So someone won the record-breaking Powerball jackpot. Well, two people actually -- one in Missouri, one in Arizona. You really thought it was going to be you this time, didn't you?

Yesterday, you were envisioning what you would wear as you waved at the TV cameras with your giant check. Today, you're reminding yourself that you were probably more likely to have been killed by a fallen vending machine than to have won.

You shake vending machines when they eat a dollar or two of yours and don't provide anything in return. And yet lotteries eat billions of dollars in Americans' money every year -- money a lot of the people playing cannot afford to lose -- without giving most of us anything.

It might be worth trying to shake up the system a bit, with a concept called "prize-linked savings." Part financial planning, part behavioral economics, PLS products attempt to make saving money fun. One way to do so is through lotteries, where the more you save (up to a certain limit), the more chances you have to win big. And if, heaven forbid, you don't win big, the money you paid into the system remains yours.

In January 2009, the Doorways to Dreams Fund helped launch "Save to Win," the first scaled PLS program in the U.S., in eight Michigan credit unions. Members of the credit unions were given the chance to save in a 1-year, balance-building share certificate that earned interest; the accounts required only $25 to open, and each $25 added gave the account-holder a raffle entry (up to 10 per month) for monthly prizes and a $100,000 annual grand prize. By 2011, STW Michigan had over 25,000 unique accounts, with over $40 million saved at dozens of participating credit unions. This year, the prize design was altered to offer more chances to win at lower levels and a STW program was launched in Nebraska credit unions. (North Carolina and Washington state will launch STW programs in 2013.)

The problem is that these programs are hard to scale up; states have monopolies on their lotteries, and STW is thus only permissible because of legal loopholes allowing credit unions in some states  to offer "saving promotions raffles," in which only those who put money away can win.  (Another PLS-inspired product, the website SaveUp, which operates under sweepstakes law, rewards users for good financial behaviors like saving and paying off debt. Prizes range from gift cards to a $2 million jackpot.)

Perhaps the best solution is to get the federal government involved. Government-sponsored PLS products exist around the world, from Sweden to Kenya and Pakistan. The best model for the U.S. may be the U.K., which has offered "Premium Bonds" since 1956. These bonds can be purchased by phone, at the post office, online or by mail by any citizen over 16 and by adult family members for their children. They require a minimum investment of 100 pounds ($160) or 50 pounds with a monthly standing order. They offer no interest. Instead, the interest on all the bonds is pooled and distributed through various tax-exempt prizes, including monthly 1 million pound jackpots. For every pound invested (up to 30,000), bond-holders receive a chance to win big. More than a third of British citizens participate.

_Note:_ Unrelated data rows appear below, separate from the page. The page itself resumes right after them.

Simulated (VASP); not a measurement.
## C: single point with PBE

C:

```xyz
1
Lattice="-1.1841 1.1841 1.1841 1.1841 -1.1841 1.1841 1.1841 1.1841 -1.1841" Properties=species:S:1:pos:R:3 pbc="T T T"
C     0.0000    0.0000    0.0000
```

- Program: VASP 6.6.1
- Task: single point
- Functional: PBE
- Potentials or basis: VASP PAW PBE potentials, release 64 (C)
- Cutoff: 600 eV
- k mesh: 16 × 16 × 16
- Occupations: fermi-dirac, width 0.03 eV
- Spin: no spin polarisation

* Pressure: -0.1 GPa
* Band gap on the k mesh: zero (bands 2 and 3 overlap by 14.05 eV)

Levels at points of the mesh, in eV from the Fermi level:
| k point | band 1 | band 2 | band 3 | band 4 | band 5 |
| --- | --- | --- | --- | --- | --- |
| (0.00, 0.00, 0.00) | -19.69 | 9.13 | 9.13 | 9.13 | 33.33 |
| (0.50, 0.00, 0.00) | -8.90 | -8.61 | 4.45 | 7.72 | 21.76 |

With interest rates on standard savings accounts extremely low, now seems like as good a time as any for Washington to adopt a hybrid savings-lottery program. States might not be so happy to see the federal government dipping into their base of devoted lottery addicts. But the U.K. has a National Lottery in addition to its Premium Bonds, leaving citizens to weigh the odds of investing in a lottery ticket versus a bond.

Making such calculations might be a good way to pass the time now that you don’t have to stress about whether to take the lump sum or annuity payment on your big win.

(Zara Kessler is an assistant editor and producer for Bloomberg View. Follow her on Twitter.)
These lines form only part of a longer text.